“Then he who had received the one talent came and said, ‘Lord, I knew you to be a hard man, reaping where you have not sown, and gathering where you have not scattered seed. And I was afraid, and went and hid your talent in the ground. Look, there you have what is yours’ ” (Matthew 25:24,25).

FEAR AND PRIDE ARE FACTORS IN OUR DECISIONS MORE OFTEN THAN WE LIKE TO ADMIT. Some of our duties seem overwhelming. Some of our tasks seem impossible. And so we do nothing. Fearing failure, we fail to act at all. But like the unfaithful servant who was rebuked for having done nothing with his master’s money, we may hear our Lord’s rebuke for what we didn’t do.

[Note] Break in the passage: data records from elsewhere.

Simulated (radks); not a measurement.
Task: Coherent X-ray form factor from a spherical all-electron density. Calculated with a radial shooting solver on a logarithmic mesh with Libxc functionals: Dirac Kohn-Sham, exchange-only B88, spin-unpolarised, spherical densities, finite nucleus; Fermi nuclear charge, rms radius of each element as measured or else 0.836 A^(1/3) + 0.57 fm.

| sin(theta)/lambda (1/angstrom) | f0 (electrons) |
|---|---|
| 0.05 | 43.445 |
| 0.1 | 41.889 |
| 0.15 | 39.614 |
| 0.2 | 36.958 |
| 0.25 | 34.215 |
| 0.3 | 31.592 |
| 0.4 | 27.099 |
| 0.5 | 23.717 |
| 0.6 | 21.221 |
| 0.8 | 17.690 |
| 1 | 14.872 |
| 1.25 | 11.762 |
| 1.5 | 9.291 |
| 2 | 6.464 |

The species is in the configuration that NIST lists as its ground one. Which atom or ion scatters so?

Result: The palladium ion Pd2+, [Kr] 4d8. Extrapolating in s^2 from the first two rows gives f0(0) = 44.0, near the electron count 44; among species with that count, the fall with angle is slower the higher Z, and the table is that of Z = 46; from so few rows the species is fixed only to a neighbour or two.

When it comes to our work in the Lord, there is a parallel to the point Paul makes in 1 Corinthians 10:13 concerning temptation. There, the apostle says there will always be a “way of escape.” Similarly, when we face any responsibility, there will always be something we can do that will be worth doing.

Sometimes in life, it can be helpful to step back and look at the big picture. But there are other times when that would be a discouraging and unhelpful thing to do. It may look comprehensive, but the big picture can also look intimidating, and when the totality of what has to be done seems so huge as to be impossible, we need to dismiss the impossibilities from our minds and just concentrate on the small, doable tasks that lie right before us.

Anytime we have to make a decision about what to do, we need to remember that we are accountable. In the end, we will be judged. But it’s not for the things we could not have done that we will answer; it’s for those that we could. We will be examined as to the choices we made between the alternatives that were open to us.

There is a bit of the perfectionist in all of us, I think. At times, we won’t stoop to doing a job at all if we think we can’t do it at an extremely high level of excellence. But look at the good that doesn’t get done in the Lord’s work with that kind of attitude. It really is true that the enemy of the good is often the best. If our effort is going to fall somewhere along the “good-better-best” continuum, let’s not allow the impossibility of the “best” to keep us from going ahead and doing a deed that would be “good.” If we will do the good that we can do, the best will usually take care of itself.

“Do not let what you cannot do interfere with what you can do” (John Wooden).